I think, therefore I TUNE IN

Meet Popular Music Maven Proffessor Diane Pecknold. Prof. Pecknold, a professor in the Department of Women’s and Gender Studies, focuses on popular culture of the twentieth century, with a particular emphasis on the ways that gender and race have shaped the production and reception of popular music.
I think, therefore I  TUNE IN

In this Q&A, we learn that Prof. Pecknold is actually making her dreams a reality, and that she has more in common with Tom Cruise’s character in Risky Business than you might think.

Name: Diane Pecknold
Department: Women’s & Gender Studies
Years at UofL: 10
Education: Ph.D. History (Indiana University, 2002)

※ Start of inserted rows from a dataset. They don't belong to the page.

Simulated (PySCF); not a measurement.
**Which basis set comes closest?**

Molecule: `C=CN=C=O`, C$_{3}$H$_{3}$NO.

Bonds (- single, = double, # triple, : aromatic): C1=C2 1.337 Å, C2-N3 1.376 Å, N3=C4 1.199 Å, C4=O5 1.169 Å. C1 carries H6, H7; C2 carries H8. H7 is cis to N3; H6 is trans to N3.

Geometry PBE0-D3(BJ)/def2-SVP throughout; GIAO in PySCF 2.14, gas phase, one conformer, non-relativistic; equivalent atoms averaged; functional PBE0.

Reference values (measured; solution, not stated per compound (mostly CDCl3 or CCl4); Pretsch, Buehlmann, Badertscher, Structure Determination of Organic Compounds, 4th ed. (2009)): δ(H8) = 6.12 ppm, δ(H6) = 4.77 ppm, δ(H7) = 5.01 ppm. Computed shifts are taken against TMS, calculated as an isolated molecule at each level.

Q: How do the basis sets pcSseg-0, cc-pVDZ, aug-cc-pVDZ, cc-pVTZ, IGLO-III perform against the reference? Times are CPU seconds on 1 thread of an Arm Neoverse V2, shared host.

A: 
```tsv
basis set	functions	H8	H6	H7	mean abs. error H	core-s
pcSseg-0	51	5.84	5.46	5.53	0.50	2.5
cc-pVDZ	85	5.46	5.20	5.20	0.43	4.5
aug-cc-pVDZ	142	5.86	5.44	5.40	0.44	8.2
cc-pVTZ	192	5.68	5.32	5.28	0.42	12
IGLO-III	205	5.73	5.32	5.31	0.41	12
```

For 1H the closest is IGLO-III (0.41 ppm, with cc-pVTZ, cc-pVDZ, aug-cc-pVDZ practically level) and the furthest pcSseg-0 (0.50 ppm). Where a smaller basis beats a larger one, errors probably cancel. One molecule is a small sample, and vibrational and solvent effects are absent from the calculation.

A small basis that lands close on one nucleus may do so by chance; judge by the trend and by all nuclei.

Current Research Interests. I'm working with my colleague, Sarah Dougher, on a book about tween girls' music activities and criticism. The idea of tween girls' music criticism might sound like an oxymoron because popular culture tends to portray tween fans as mindless or hysterical. Think about how you hear One Direction fans discussed in the media.

But in our conversations with girls between 8 and 13, Sarah and I heard them consciously wrestling with many of the same critical issues that adults confront in their thinking about music: ideas about authentic selfhood, sexism and sexuality, the meaning of fun and play, how to have a voice in the public sphere.

Young girls are actually astonishingly adept critics.

What class would you love to teach? I'm actually developing my dream course right now with my colleague, Carrie Neumayer, a UofL art education instructor, artist, musician, and social justice activist. We'll be teaching it for the first time next spring.

Students in the class will help design and organize a week-long girls' rock camp that will be offered next summer, and then they'll have the option to volunteer and observe at the camp and complete an independent study reflecting on the design and implementation.

I'm excited about it for a host of reasons: I get to team-teach with someone I really admire and be involved with the stellar Louisville Outskirts Festival project; I'm eager to talk with students about feminist pedagogy issues that have been central to my recent research; I love the idea of connecting students with community activists, giving them a chance to apply what they've learned to a real-world project, and getting them inspired about what they can accomplish; and I can't wait to see the Outskirts Festival's Rockshops for Girls turn into fully fledged girls' rock camp!

What’s the best advice you’ve ever received? Always have taxi money. It's a saying that gets passed down from mother to daughter in my family. It means you should always know how to be independent because life is unpredictable.

What is one destination you dream of but haven’t gotten to yet? It's almost impossible to narrow down. I would love to go to French Polynesia and to Easter Island.

What is something your colleagues don’t know about you? I like to play loud music and dance around the kitchen with my children. A lot of my colleagues probably would have guessed that, though.